Is it burned or burnt? Either way, the bottom of my Le Creuset pot was scorched and I was really upset about it. It happened because I was boiling a pot of water and walked away to take care of something for the kids, then promptly forgot I had something on the stove. Twenty minutes later I shot up and screamed the second I remembered. My bad, but that’s a really expensive mistake! This brand is very pricey and it had been a really thoughtful gift from my mom. I thought the pot was ruined.
I’m going to include some affiliate links in this post to the products I used for your convenience.
This morning I was minding my own business, clicking random things on Pinterest and I came across an article titled 5 Things You Should Always Buy at Thrift Stores. It casually mentioned restoring a burned Le Creuset with OxiClean and I was like WHAT?! You can’t just drop that knowledge and walk away. I need step-by-step instructions for how to achieve this magic.
Turns out, I did not because it was actually ridiculously easy. You probably don’t either, but just in case you are lacking a bit of confidence as I was, I’m here to walk you through how to do it. I imagine you could use any kind of oxygen bleach, so don’t be afraid to try with the stuff from the dollar store. I used brand name OxiClean because that’s what I had.
How to Restore a Burned Pot With OxiClean
It literally only takes a few minutes. I could not be more happy with the way my pot turned out.
It started completely scorched on the bottom. I tried scrubbing and scraping it with all my regular dishwashing methods. Nothing worked.

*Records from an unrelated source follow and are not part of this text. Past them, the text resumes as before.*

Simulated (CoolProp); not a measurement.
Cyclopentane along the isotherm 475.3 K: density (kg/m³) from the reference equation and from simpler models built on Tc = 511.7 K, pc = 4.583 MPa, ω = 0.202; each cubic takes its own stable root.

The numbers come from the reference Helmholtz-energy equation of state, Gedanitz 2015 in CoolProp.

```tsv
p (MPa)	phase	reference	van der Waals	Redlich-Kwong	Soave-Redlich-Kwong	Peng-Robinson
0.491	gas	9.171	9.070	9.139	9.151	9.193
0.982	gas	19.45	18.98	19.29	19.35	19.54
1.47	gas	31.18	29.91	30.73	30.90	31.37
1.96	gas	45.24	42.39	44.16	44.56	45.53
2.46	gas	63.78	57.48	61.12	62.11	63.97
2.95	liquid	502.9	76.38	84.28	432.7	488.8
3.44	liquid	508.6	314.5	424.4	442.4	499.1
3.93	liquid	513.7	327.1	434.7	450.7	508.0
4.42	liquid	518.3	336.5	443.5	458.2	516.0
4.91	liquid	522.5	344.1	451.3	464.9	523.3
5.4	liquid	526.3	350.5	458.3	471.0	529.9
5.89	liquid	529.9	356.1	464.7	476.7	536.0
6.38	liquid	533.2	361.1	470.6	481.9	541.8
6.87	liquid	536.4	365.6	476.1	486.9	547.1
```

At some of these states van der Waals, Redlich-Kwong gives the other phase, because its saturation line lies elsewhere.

So I decided at this point it couldn’t hurt to take the advice of some random lady on the internet. (I assume that’s also why you’re here, right?)
We had OxiClean sitting on a shelf in our laundry room, anyway. To be honest, I wasn’t expecting much, but I was blown away by the results!
Step 1: Add a bit of water to your pot. The OxiClean is going to create suds, so don’t fill it more than about 1/3 of the way.
Step 2: Add a scoop of OxiClean.
Step 3: Boil the pot on the stove for 5-10 minutes, stirring occasionally. If the suds start to rise too much, pour out some of the sudsy water and continue.
Step 4: Dump out the water and wipe the pot clean with a dishcloth.
The pot should be at least 90% better at this point, but if a few stubborn spots are still hanging on, repeat the process one more time. I did it twice for this pot.
And it looks brand new! Check out the after! I am SOOOOO happy this tricked worked so well!